“Arrabbiata” literally means “angry” in Italian.
This sauce is red, and it’s hot, and it’s fiercely delicious.
There’s nothing angry about it, in fact. It’s just flaming good. (The “angry” term comes from the spicy red pepper goodness it entails).
I have fond memories of childhood special occasions of dining out, and always diving into the Penne Arrabbiata at restaurants. Always. It was my very, very favorite.
Josephine’s in Denver had the very best.
Spicy hot, but creamy good, filling every single ridge of the penne rigate on my plate, and pleasing my tummy in every way – oh yum.
My adolescence changed my tasters just a tad, as I developed my preference and radar for the exquisite and most expensive.
Wild caught salmon with a balsamic reduction and truffled asparagus or, perhaps, sesame crusted ahi tuna with a sweet soy glaze. Oh yes, I became rather predictable, even outside my beloved “arrabbiata.”
While my taste buds still yearn for the very best, nostalgia calls for a bit of “fiercely delicious” red sauce these days.
1 shallot, minced
1 Tbs. Kerrygold butter or olive oil
2 lbs. boneless, skinless chicken breasts, cut into strips
sea salt and pepper
1 14 oz. can Muir Glen Organics diced tomatoes
1/4 cup tomato paste
1/2 – 1 tsp. red pepper flakes
1/2 tsp. fresh ground cinnamon
1 Tbs. balsamic vinegar
1/4 cup fresh basil
In a large skillet, over medium heat, saute the shallot until golden brown in melted butter or heated oil. Add the chicken strips, season with salt and pepper, and sear to perfection. Remove the chicken and set aside.

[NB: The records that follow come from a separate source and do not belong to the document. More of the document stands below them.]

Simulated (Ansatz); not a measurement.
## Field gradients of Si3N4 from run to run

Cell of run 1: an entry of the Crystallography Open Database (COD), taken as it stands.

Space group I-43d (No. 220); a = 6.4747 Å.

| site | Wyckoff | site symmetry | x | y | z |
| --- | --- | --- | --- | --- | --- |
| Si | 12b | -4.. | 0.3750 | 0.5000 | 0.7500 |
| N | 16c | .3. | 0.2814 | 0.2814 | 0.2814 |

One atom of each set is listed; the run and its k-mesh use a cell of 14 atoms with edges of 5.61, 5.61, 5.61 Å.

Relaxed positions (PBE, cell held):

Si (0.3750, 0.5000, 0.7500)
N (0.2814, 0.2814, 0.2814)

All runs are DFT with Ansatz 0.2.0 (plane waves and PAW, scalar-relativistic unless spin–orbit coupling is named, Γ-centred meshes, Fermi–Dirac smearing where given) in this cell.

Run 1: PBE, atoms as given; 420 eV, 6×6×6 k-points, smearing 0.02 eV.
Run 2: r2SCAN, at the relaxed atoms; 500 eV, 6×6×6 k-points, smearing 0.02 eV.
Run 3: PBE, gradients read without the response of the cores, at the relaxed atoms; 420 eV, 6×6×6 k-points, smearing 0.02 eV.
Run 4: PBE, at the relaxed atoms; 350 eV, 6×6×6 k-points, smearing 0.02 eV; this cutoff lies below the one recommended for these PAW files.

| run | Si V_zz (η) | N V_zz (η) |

In the same large skillet, add the diced tomatoes to the shallots and any remaining “fat.” Add more if you feel it to be necessary. Stir in tomato paste, keeping the pan at medium heat. Reduce for about 3-5 minutes. Return the chicken to the mixture and add red pepper flakes. Allow the sauce to continue to thicken, stirring occasionally.
Add additional salt and pepper (if you really like it jazzy, like me), cinnamon, vinegar, and fresh basil.
Serve over your favorite grain-free pasta, cauliflower, or even go for the penne rigate this time. Why not?